Rangers, Astros win big in divisional series openers

The Lone Star State started the ALDS hot Saturday as both the Rangers and Astros jumped out to 1-0 series leads over the Orioles and Twins, respectively. Teams who have won Game 1 in a best-of-five series have advanced to the next round 71.4% of the time, boding well for Texas and Houston, although anything can happen, as we've all seen.

Rangers 3, Orioles 2 (Rangers up 1-0)

Astros 6, Twins 4 (Astros up 1-0)

Here's what we learned from the first day of ALDS play:

1. The O's are in a tough spot now

After dropping Game 1 of the ALDS 3-2 to the Rangers, the AL's top seed finds itself in a tough spot. It's a best-of-five series, so the Orioles are straightaway tasked with winning three of the next four against Texas. That's a tall order, as you might imagine. Across the history of best-of-five postseason series in Major League Baseball, the team losing Game 1 at home, as the Orioles did on Saturday, goes on to win that series less than 30% of the time.

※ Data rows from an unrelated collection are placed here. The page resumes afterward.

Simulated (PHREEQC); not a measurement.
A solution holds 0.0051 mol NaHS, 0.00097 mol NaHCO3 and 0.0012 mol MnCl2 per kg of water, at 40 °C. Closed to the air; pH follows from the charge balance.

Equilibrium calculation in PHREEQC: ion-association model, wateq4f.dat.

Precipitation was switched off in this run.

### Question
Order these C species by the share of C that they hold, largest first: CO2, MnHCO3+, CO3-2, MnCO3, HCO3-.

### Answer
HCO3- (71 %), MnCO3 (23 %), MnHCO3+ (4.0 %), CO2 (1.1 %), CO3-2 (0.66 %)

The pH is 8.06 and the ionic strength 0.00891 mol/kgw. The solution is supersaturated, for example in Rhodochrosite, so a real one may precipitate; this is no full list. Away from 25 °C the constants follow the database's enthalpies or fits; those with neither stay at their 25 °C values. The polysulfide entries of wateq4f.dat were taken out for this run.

Specific to this series, the O's may have even more cause to be concerned. The Rangers played in the Wild Card Series, which meant they didn't have their (quite thin) rotation lined up optimally for Game 1. That means that the O's lost a game in which their ace, Kyle Bradish, squared off against Andrew Heaney, who probably wouldn't have been in the Rangers' ALDS rotation had others been healthy. Baltimore draws Jordan Montgomery in Game 2 on Sunday, and Montgomery has been a frontline performer this season. They'll also draw Nathan Eovaldi when the series shifts back to Texas, and he looks back to ace-ish form after his outing against the Rays in the opening round. As well, Montgomery will catch both scheduled travel days at the right time and be able to start a deciding Game 5 on regular rest.

In the end, both history and the specifics of this series suggest the O's put themselves in a very unenviable spot by dropping Game 1.

2. Jonah Heim changed the game with his arm

In the bottom of the ninth and with the Rangers clinging to a 3-2 lead, Baltimore rookie phenom Gunnar Henderson notched a lead-off single. In an effort to put himself in scoring position, Henderson took off on a 2-1 changeup to the next batter, and behind the plate for Texas. Jonah Heim went to work.

The throw-out altered the course of Game 1 and may have also altered the arc of the series itself. That one heave by Heim improved the Rangers' chances of taking Game 1 by a whopping 22%. Indeed, the Rangers were able to get those final two outs and secure the crucial win. Had Henderson been safe, the outcome might have been entirely different.

Doubling the disappointment for Baltimore is that Henderson probably shouldn't have been running in that spot.

Hyde said Henderson steal attempt in the ninth was “a miscommunication,” which makes sense since Henderson seemed to peek back a few times as he went. 

Where the blame falls for that miscommunication is uncertain, but suffice it to say it was a critical mistake by the O's. During the regular season, Heim was solidly above average at hosing runners, and he was that and more on one of the biggest defensive plays of the 2023 postseason so far.

3. Twins wasted early opportunities

Coming into the game, the Twins may have feared they would have limited scoring opportunities against Verlander. That wasn't the case. They simply failed to cash in the chances they had throughout the early portion of Game 1.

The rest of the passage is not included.